Automated Sensor Anomaly Detection for Wafer Yield Improvement

Project Status: Active | Role: Independent Process Data Consultant

1. Executive Summary

In semiconductor manufacturing, process excursions can lead to significant yield loss (scrap). This project analyzed the SECOM dataset (1567 wafers, 591 sensors) to identify the root cause of a 6.6% yield loss.

Key Findings:

Data Integrity: Identified 144 sensors with zero variance or >50% missing data, removing them to reduce noise.
Root Cause Analysis: Using a Random Forest Classifier, Sensor 59 was identified as the primary driver of failure (Importance Score: 0.030, 2x higher than next feature).
Failure Mode: Distribution analysis reveals a "Right Shift" anomaly. Wafers with higher values on Sensor 59 are significantly more likely to fail.
Recommendation: Implement a tighter Upper Control Limit (UCL) on Sensor 59 based on the "Golden Path" baseline of passing wafers.

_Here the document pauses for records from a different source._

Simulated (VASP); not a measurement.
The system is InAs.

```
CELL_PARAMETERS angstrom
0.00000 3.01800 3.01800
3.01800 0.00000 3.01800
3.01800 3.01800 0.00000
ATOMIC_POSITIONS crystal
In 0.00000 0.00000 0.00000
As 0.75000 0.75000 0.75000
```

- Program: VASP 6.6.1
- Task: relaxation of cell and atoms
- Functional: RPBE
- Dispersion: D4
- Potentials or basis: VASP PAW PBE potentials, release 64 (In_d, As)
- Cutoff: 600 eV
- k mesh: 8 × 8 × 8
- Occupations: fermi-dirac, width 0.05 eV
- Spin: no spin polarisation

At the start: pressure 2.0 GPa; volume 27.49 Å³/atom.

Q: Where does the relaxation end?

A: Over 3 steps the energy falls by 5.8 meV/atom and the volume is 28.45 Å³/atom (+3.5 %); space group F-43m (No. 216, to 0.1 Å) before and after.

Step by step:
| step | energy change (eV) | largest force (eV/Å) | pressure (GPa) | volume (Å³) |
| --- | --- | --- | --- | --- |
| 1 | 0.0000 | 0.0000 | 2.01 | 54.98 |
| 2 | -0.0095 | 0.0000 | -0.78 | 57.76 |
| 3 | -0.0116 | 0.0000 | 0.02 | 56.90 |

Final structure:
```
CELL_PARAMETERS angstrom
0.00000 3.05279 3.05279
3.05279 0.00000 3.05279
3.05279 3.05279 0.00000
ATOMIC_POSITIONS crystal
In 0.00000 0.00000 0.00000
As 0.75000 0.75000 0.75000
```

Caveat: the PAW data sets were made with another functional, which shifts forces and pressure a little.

Note: GitHub cannot render the interactive HTML report directly. To see the full analysis including visualizations, please view the Exploratory Analysis Notebook.

2. Technical Methodology

Data Source: UCI Machine Learning Repository (SECOM Data).
Stack: Python, Pandas, Scikit-Learn, Matplotlib/Seaborn.
Key Techniques:
- Preprocessing: Variance Thresholding (removing "dead" sensors) and Null Value Imputation.
- Feature Engineering: Boruta / Random Forest Feature Importance to rank sensor impact.
- Modeling: Logistic Regression for baseline classification of Pass/Fail wafers.

3. Getting Started

Note on Data: The raw data files (raw_wafer_data.csv) are not included in this repository to maintain a lightweight footprint.

To generate the data locally:

Clone the repository:

git clone [https://github.com/berlinsudduth/semiconductor-yield-optimization.git](https://github.com/berlinsudduth/semiconductor-yield-optimization.git)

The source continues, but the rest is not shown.